Saturday, December 22, 2007

Particular vs. Eternal

I've been reading, off on and on during the year, The Literary Discipline by John Erskine. I "discovered" John Erskine, who was well enough known during his lifetime, through Jacques Barzun, who probably heard him in person, or at least studied under men who had studied under Erskine.

The Literary Discipline is a collection of five articles or essays that discuss what is required of literature in order that it may be truly art, enduring and appealing for many ages, rather than mere "reporting" or "information." I have agreed with pretty much everything he has written, including the fact that timely, rather than timeless, books may still be well worth reading, even if they do not qualify as "art."

I decided to finish up the final chapter so this book could go on my "books completed in 2007" list instead of my "books in progress but not finished in 2007" list. The final chapter is called "Proper Characters," and since character-based books are my very favorite, I've enjoyed reading what he has to say very much.

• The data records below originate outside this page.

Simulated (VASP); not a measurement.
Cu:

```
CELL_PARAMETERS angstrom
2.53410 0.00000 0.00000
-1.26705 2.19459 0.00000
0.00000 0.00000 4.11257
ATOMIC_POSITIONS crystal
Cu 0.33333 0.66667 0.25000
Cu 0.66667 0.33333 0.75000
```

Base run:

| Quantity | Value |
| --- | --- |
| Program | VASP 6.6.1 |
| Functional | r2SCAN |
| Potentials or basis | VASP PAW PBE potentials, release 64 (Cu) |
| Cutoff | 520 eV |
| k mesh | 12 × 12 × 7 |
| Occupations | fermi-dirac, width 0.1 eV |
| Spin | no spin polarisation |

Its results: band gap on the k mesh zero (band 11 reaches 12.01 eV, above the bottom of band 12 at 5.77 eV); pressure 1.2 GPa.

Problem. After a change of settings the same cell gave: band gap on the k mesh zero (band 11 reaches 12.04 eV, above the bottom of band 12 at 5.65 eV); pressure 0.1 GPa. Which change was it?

His primary premise (in which he agrees with Aristotle) is that the characters in art must be better than we are--show us the ideal character for which we "ought" to strive. That's his word--"ought"--and I can't help feeling that we are even further from the "ideal" in 2007 than we were in 1923, when this book was published. Our whole society shies away from the very idea that one "ought" to do anything, choosing instead to embrace the much lower principle that anything one wants to do--anytime, anywhere, should be accepted. No, celebrated. Unless, of course, what you are doing is suggesting that there are higher ideals for which we ought to strive, and then that's not so okay.

But I digress. John Erskine is wonderful to read.

Here's a long quote to give you a sample:

To ask what characters are proper to literature as an art, and to point out that the character better than life will express our ideals, and that the character worse than life will invite our satire, is only to raise in another way the old problems of the universal as against the particular in art, of the contemporary as against the eternal. To be strictly personal is in the end to be contemporary, and to be strictly contemporary is to give, whether or not we intend it, the effect of satire. If our picture of life is to appeal to the reader, and to many readers, as their own world, not simply as their neighbors' private house into which they are prying, it must have general human truth beyond what is strictly personal; and if it is to be read with that sense of proprietorship by many people over a stretch of time, it must not limit itself to the peculiarities of any one moment.


I enjoy as much as anyone an abstract discussion of universal principles, but I do like a concrete example, and John Erskine is short on them--or he refers to contemporary (for him) authors such as Edith Wharton and F.Scott Fitzgerald whom I cannot view in the same way he views them (assuming I'm familiar with their works at all). So, I tried to think of an example of a book that has stood the test of time--been widely appealing to many generations and not circumscribed by its own time, so as to render it inaccessible to future readers.

The first book that came to my mind was Anne of Green Gables. I have never, ever met someone who read that book and didn't like it. It is a favorite of many, and has withstood reading after rereading (another factor that separates literature that is art from literature that is not). So, I invite my readers (as if I had so many!) to suggest reasons why Anne as a character is universally appealing. Does she stand up to the test of being a character "better than we are"--a more ideal person whom we might strive to emulate? And if so, why?

Because, although Anne and Prince Edward Island are almost universally loved and remembered, read alike by girls and women (maybe not so many men), I am not sure I could bring myself to call the "Anne" books art. What do you think?

2 Comments:

At 4:57 PM , Blogger Bonnie said...

Karen,

So wonderful to find your blog
and to find Erskine's book online!
What a treasure. I have always
believed in reading and writing as
an ART, so much like what Arthur
Quiller-Couch writes about in his
books The Art of Reading and The Art of Writing.

We love Anne because she is real.
She is not so ideal but lives out
her passions and shows her weaknesses. Truly the Gospel works in her life. That's how Austen's books are too. Anne is not better than we, but she goes through repentance just like me! That's what makes it last through the test of time.

Merry Christmas to you
from the States!
Bonnie Buckingham
Charlotte

 
At 7:20 PM , Blogger Phyllis said...

I know this is a really old post, but I have wanted to comment on it since you wrote it. I think Anne is so loved, not because she's ideal, but because she's bigger than life. Everything about her is exaggerated a little. She lived life to the fullest. (See, even though I know that she's a fictional character, in my mind she's alive.) I think that's why everyone loves her. And maybe we all see something of ourselves somewhere in her?